Can anybody give me a hint about how to approach following task from Codility: https://codility.com/programmers/task/hilbert_maze/
I would be able to find the shortest path by generating the maze and searching for the shortest path using BFS, but since the worst-case time complexity is expected to be O(N) I don't think this would be the right way to go. Time complexity of BFS is O(|V| + |E]) where V is number of vertices and E the number of edges. For example if N = 3, we have a grid of size 17x17 and it's intuitively obvious that we can't find the path in only 3 steps.
So, either the indicated time complexity is wrong and should be something like M^2 or there is a quick trick to simply calculate the distance between two points without using graph algorithms. I found some algorithms for calculating Hilbert distance for 2 given points (if that's what is needed here), which use bit manipulations etc. but couldn't understand them at all. Moreover, I think that the goal of the task is to find out on your own how to calculate the distance and not using an existing formula.
Is there somebody who solved this task and can help me further? Thanks!
Here is the solution I came up with:
- Every points location can be defined by an array of quadrants and their orientation (it will have N elements) - each element representing the orientation in the previous quadrant. The whole maze having upwards orientations
- You need to define this array for both points. For example: if N = 2 and the point is in the lower left quadrant then it will have the orientation to the left. We take this quadrant and we rotate our coordinate system so it will the same orientation. This way we define the next quadrant and orientation pair in our new system. So if we have our point in the lower left quadrant then it will have orientation to the left, but as this was relative to our previous orientation (which was also to the left) this will become an upwards orientation.
- At this point we have all the quadrants and orientation down to the smallest maze that contains our point. From backwards (from the smallest maze) we need to solve them. Every maze can be solved by the following rules:
- if our point in our current quadrant is on any of the extremes (meaning that any of the coordinate's components are either the lowest or highest of the quadrant) we leave it where it was, otherwise check next points
- if our point is downwards or at the middle of the current quadrant then we move to the quadrants lowest middle point (these goes relative the previously defined orientation, i.e.: if our orientation is upwards then we will move our point at the topmost middle point)
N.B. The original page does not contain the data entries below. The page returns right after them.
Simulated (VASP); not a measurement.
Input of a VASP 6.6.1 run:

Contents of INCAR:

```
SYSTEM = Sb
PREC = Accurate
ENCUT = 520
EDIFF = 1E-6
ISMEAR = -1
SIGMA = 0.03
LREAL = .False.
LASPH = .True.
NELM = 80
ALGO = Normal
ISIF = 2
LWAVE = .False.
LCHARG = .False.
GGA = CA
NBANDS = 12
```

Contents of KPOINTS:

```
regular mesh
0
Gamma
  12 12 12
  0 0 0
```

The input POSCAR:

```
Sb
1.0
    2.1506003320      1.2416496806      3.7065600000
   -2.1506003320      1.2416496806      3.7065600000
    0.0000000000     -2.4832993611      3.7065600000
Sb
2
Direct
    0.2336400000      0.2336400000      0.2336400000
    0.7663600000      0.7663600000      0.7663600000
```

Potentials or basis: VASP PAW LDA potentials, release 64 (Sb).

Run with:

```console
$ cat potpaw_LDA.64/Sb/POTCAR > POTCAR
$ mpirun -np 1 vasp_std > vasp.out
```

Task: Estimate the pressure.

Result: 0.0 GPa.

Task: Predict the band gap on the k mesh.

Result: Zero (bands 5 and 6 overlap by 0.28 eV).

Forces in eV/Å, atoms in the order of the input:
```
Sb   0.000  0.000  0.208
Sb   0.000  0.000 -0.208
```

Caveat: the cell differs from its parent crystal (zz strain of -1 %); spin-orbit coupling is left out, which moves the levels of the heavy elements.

- if our point is upwards (in the relative direction) we will have to move it to the topmost middle point
- Storing these moves, we check if we have any common elements in the two array belonging to the two points:
- if not we calculate the distance between the two endpoints and the we add up all the distances from the two moves list (in this list every distance can be calculated as coordinate component subtractions, i.e.: abs(x1-x2) + abs(y1-y2))
- if we have common elements then we delete every move after that including the common elements and we calculate the distance as mentioned at the point before
This solutions can be optimised, it is just meant to present and idea to start with.
Edit: Here is my implementation of the above presented solution in Swift3: https://codility.com/demo/results/training9WWFXU-EWC/